If populated, the ‘tag’ field should also be populated
with the “best” value from this list.
- confidenceList: A list of doubles that represent confidences associated with
the tags in the ‘tagList’ field.

If populated, the ‘confidence’ field should also be populated
with the confidence associated with the “best” tag in ‘tagList’.

read(iprot)
validate()
write(oprot)
class concrete.structure.ttypes.Token(tokenIndex=None, text=None, textSpan=None, rawTextSpan=None, audioSpan=None)

Bases: object


A single token (typically a word) in a communication. The exact
definition of what counts as a token is left up to the tools that
generate token sequences.

Usually, each token will include at least a text string.

Attributes:
- tokenIndex: A 0-based tokenization-relative identifier for this token that
represents the order that this token appears in the
sentence. Together with the UUID for a Tokenization, this can be
used to define pointers to specific tokens. If a Tokenization
object contains multiple Token objects with the same id (e.g., in
different n-best lists), then all of their other fields must be
identical as well.
- text: The text associated with this token.
Note - we may have a destructive tokenizer (e.g., Stanford rewriting)
and as a result, we want to maintain this field.
- textSpan: Location of this token in this perspective’s text (.text field).
In cases where this token does not correspond directly with any
text span in the text (such as word insertion during MT),
this field may be given a value indicating “approximately” where
the token comes from. A span covering the entire sentence may be
used if no more precise value seems appropriate.

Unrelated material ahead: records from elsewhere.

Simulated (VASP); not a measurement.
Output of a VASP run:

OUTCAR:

NOTE: This span represents a best guess, or ‘provenance’:
it cannot be guaranteed that this text span matches the _exact_
text of the document, but is the annotation’s best
effort at such a representation.
- rawTextSpan: Location of this token in the original, raw text (.originalText
field). In cases where this token does not correspond directly
with any text span in the original text (such as word insertion
during MT), this field may be given a value indicating
“approximately” where the token comes from. A span covering the
entire sentence may be used if no more precise value seems
appropriate.

NOTE: This span represents a best guess, or ‘provenance’:
it cannot be guaranteed that this text span matches the _exact_
text of the original raw document, but is the annotation’s best
effort at such a representation.
- audioSpan: Location of this token in the original audio.

NOTE: This span represents a best guess, or ‘provenance’:
it cannot be guaranteed that this text span matches the _exact_
text of the original document, but is the annotation’s best
effort at such a representation.

read(iprot)
validate()
write(oprot)
class concrete.structure.ttypes.TokenLattice(startState=0, endState=0, arcList=None, cachedBestPath=None)

Bases: object


A lattice structure that assigns scores to a set of token
sequences. The lattice is encoded as an FSA, where states are
identified by integers, and each arc is annotated with an
optional tokens and a weight. (Arcs with no tokens are
“epsilon” arcs.) The lattice has a single start state and a
single end state. (You can use epsilon edges to simulate
multiple start states or multiple end states, if desired.)

The score of a path through the lattice is the sum of the weights
of the arcs that make up that path. A path with a lower score
is considered “better” than a path with a higher score.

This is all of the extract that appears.